"The House of Representatives shall be composed of members chosen every second year by the people of the several states ..." -- Constitution of the United States, Article I, Section 2.
"What's the Constitution between friends?" -- Rep. Timothy Campbell, a Tammany Democrat, to Democratic President Grover Cleveland after Cleveland said that a bill Campbell favored was unconstitutional.
WASHINGTON -- There they go again. House Democrats should at least provide variety in their venality. Last Wednesday, fresh from legislating new ethics regarding relations with lobbyists, they demonstrated that there are worse forms of corruption than those involving martinis and money.
They again voted to give the delegates to the House from Guam, American Samoa, the Virgin Islands and the District of Columbia, and the resident commissioner from Puerto Rico, the right to vote in the House when it is sitting as the "Committee of the Whole," which is how it sits almost all the time. It is in that status that almost all debate about and amending of legislation occur.
If these five votes decide the outcome of a vote in the Committee of the Whole, the matter at issue will be automatically revoted by the full House without those five participating. Still, these five faux members will have powers equal to those of real members on everything but final passage of bills, which often is more perfunctory than the process that leads to that. Almost always, all five delegates are Democrats. (Puerto Rico's current resident commissioner is the first Republican in 100 years.)
What part of the words "several states" do House Democrats not understand? Their cynical assumption is that "the people of the several states" will not notice this dilution of their representation in the House.
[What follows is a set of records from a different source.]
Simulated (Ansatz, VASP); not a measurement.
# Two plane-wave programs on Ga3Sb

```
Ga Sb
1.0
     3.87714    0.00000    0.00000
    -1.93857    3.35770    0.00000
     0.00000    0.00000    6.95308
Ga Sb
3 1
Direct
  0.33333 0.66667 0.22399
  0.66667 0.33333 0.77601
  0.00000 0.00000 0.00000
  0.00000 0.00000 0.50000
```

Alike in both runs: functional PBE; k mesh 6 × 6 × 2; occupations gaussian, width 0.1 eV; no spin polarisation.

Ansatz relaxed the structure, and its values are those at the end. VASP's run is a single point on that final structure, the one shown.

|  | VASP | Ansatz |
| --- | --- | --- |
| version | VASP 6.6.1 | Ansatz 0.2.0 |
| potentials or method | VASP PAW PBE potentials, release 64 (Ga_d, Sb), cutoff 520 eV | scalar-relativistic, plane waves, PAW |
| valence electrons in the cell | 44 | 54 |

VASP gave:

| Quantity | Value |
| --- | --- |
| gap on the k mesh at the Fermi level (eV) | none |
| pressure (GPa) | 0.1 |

Members of Congress today represent, on average, 687,000 people. The population of Guam is 171,000; of American Samoa, 58,000; and of the Virgin Islands, 109,000. The 3.9 million Puerto Ricans are U.S. citizens and have the right to vote for statehood, which they have rejected in three plebiscites (1967, 1993, 1998).
The 58,000 Samoans pay no federal income taxes, but their delegate will be able to participate in raising the taxes of, say, Montanans. Samoa's delegate will have virtually the same power as Rep. Denny Rehberg, who represents all 944,000 Montanans. Obviously the Democrats' reverence for the principle "one person, one vote" is, well, situational.